We got Murphy the very night I finished my last final. It was Contracts law and I finished 20 minutes early so that I could drive to Los Angeles and pick him up. Small and crying, I held him in my hands and he was beautiful. He sat in the passenger seat, so tired from the adventure. I sang the Carpenters, I remember. I cried a little, I remember. He gave me a feeling of purpose when I didn't know if things were falling apart. He gave me something to dedicate my time towards; the question of returning to law school was still up in the air.
And for five years, I have loved Murphy with my whole heart. He's gentle. The sweetest dog I've ever met. He wants to be by my side for hours. He finds small crevices to tuck himself into. He has a tooth that's longer than the other and so his smile is a little crooked. He has a sweet tooth, too. And I know Murphy is the reason I changed five years ago (or started to, at least). I wanted to be better because of him. He, as well as Elsa and Milo, gave me the purpose I had been missing - a family. That love was not borne from opportunity, but a requirement for happiness and I have tried to live this more as I have gotten older.

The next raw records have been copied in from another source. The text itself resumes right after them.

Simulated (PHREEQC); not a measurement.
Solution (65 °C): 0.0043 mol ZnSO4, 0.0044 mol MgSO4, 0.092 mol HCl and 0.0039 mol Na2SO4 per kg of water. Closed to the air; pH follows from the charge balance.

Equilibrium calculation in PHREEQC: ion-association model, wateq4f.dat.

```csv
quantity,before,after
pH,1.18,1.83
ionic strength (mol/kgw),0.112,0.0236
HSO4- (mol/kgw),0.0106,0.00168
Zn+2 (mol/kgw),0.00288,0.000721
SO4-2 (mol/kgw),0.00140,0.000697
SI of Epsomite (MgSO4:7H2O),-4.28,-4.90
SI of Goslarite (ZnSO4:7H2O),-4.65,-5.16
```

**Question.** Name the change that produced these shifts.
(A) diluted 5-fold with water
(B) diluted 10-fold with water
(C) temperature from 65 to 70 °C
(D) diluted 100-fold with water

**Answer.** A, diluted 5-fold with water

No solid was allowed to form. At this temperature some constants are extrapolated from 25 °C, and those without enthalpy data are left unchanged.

I am lucky. I am lucky to love my dogs so much and I am lucky to have had Murphy as our first. Five years have been perfect with him and I am grateful for many years more.
And it's hard to wrap all of this up in one post, let alone one cake, but every day is a devotional to putting their needs before my own. The cake was impromptu, using ingredients from around the kitchen, but I made sure it has a little sweetness to it for him. And when they got sick of having cake for breakfast, I scraped off the icing for my other family, the chickens. I don't own anything on this land of ours, but I'll be damned if I don't want to make sure everyone's happy.
Ingredients for Cake:
- 1 cup AP flour
- 1 cup whole wheat flour (can sub for another cup AP)
- 1/4 ts baking soda
- 1/4 cup canola oil
- 1 cup peanut butter
- 1/2 cup applesauce
- 1 cup pumpkin puree
- 1/4 whole milk
- 2 egg
- 1/2 ts cinnamon
Recipe for Cake:
- Preheat oven to 350°F
- Prepare a 13x9 inch cake pan with oil and parchment paper
- In a bowl, sift flours and baking soda
- In a stand mixer, beat all remaining ingredients
- On low, add flour until incorporated
- Beat on high for one minute
- Transfer to prepared pan and bake for 30 minutes or until a toothpick comes out clean
Ingredients for Icing:
- 1 c yogurt
- 1/2 cup peanut butter
- 1/4 cup marshmallow fluff
- 1/2 cup confectioners sugar
Directions for Icing:
- For icing, mix all ingredients and apply to cooled cake. I also topped mine with Girl Pow sprinkles
Frosted Farm Animal Crackers!
Circled big in my planner you can read "Chickens Today!" in large letters on May 9th. Since then, our schedules and upcoming vacations have revolved around their needs. We change the water four times a day and feed them just as often. Each morning I count them, twelve chicks curled in wood shavings and dirt, underneath the heat lamp. All accounted for, we haven't lost one yet.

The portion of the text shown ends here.